These points are backed by a recent survey of sixty-five retailers by Retail Systems Alert Group (RSAG),“Technology-enabled Customer Centricity in the Store Benchmark Report”. In it, they state that while retailers are moving toward adding "technology-enabled touchpoints" to stores, cost, complexity and overstated value often inhibit adoption. Among the biggest barriers to in-store investments were the durability and costs of the technology, the need to simplify technologies due to high employee turnover, and difficulties of quantifying ROI.
So what do we do about this? Two things: retailers need to get more strategic with budget decisions but we need to give them faith that investing in Marketing at Retail initiatives can—and will—pay off.

Why measurement matters more than ever
Malcom Gladwell’s concepts in “Blink” have great merit. But gut instinct alone cannot be the basis for strategic budget decisions in a time of critical decision making. We must embrace the challenges, expense and risk that go hand in glove with any good strategic roadmap—and supporting technologies—that we unveil to impact our shoppers. These initiatives need an empowered project owner, experienced resources guiding each project phase and the tools to clearly understand what's working (and what's not) to hit the bull's eye for all stakeholders.
In a nutshell, return on investment should be the basis of all decision-making, but we have to work together . If we solve it, then we have no reason to be victims to the budget chopping block. The challenge is that many retailers don't know how to make a simple return on investment case for these decisions so they cut them due to perceived expense rather than working on building the business case for funding with proven playback.

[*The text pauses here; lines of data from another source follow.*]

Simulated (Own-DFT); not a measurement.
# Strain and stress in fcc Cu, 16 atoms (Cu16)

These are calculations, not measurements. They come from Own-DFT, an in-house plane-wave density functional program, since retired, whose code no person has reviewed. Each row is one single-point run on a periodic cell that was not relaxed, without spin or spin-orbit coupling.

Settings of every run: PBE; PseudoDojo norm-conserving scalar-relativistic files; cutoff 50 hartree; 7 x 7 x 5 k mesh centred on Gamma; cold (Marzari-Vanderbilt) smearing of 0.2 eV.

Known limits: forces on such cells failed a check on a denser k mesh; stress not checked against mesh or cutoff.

To get around this, the business case must start with a clearly outlined strategy to support competitive differentiation; up basket size, product or services sales; support employee empowerment; or a combination of many goals. Once this is identified, it should be applied to the brand’s bottom line, as only then we can put an ROI to it, create success factors for it, and come up with ways of measuring and making sure that they are operating as they should. Is this hard to do? Yes. But, it’s not impossible and we are simply not going to be able to forge ahead as an industry as a critical budget line item if we don’t commit to this now.
The potential for Marketing at Retail tools is thrilling if we can focus not on the technology or the Marketing at Retail strategy, but on the proven value that they provide. We’ve come so far as an industry—let’s work together to pave the way based on smart “future thinking” rather than leaning on broken models that decision makers find comfortable. Only then can we ensure that precious budget support and truly impact our retail futures.